Harrowing Heathrow – London, England, United Kingdom, Europe
London's Heathrow airport was interesting again. Though I was merely transiting (Amsterdam to Los Angeles), security was tight.
This is how it works:
- Stage 1: Stand in a long line
- Stage 2: Stand in a longer line
- Stage 3: Remove garments, undergarments, spectacles, false teeth, pacemaker and socks. Place in a plastic case. Stand in another line and pass through a security check where a robust gentleman examines every pore of your body.
- Stage 4: Stand in a long line and wear your clothes in full view of six gazillion laughing passengers.
There were 1,356,287 people ahead of me. "Expect delays", advised a board.
I missed my flight after waiting for three days in the queue.
I went up to customer service and climbed over the corpse of an expired ex-passenger who had spent, it was rumoured, an entire lifetime waiting to board a flight – he was still clutching his discounted child-fare ticket in the bony, aged fingers of his right hand while holding a rattle in his left hand.
"I missed my flight," I said.
"How come?" asked the pretty lady, looking at her monitor and tapping away at the keys.
”I've been in the security queue for three days."
She looked up, her eyes wide, horrified. "Three days? THREE days?"
"Yes, three days."
"Sir, you are required to be at the airport one month before your actual flight! Everyone knows that!"
"A month? Isn't that a bit much?" I asked, dodging a lady behind me who had just fainted due to dehydration and starvation. She would possibly continue in this manner until she expired. Naturally, she would miss her flight.
"Security precautions. Anyway, let me see what we can do."
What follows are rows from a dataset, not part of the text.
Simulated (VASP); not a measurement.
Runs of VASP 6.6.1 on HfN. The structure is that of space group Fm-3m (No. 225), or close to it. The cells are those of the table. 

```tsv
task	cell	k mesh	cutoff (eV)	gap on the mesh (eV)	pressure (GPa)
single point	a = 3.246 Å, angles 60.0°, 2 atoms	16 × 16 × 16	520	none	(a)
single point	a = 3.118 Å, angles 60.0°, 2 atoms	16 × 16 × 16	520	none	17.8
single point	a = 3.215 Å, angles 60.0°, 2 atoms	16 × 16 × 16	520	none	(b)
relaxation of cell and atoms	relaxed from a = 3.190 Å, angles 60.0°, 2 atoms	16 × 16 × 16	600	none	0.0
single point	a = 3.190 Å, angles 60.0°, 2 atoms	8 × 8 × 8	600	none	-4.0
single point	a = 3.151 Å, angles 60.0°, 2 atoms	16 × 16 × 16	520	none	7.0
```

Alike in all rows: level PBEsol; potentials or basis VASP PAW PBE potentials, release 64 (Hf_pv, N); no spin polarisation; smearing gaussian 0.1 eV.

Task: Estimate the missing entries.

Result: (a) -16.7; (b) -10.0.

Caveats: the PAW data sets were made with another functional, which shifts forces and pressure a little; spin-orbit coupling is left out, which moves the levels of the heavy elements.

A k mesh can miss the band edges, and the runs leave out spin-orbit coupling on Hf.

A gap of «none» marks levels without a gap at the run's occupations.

She liked my three-day-old stubble. She asked me to weigh myself on the machine next to her. Then she printed off a baggage tag, placed a bar code on my forehead, trussed me up, and sent me through to the cargo area from where I and some other passengers were lifted by a forklift and placed in the cargo hold of another LA bound flight – which is where I'm writing this letter, in pitch darkness using batteries. I shall download this letter to the board via parachute, I guess.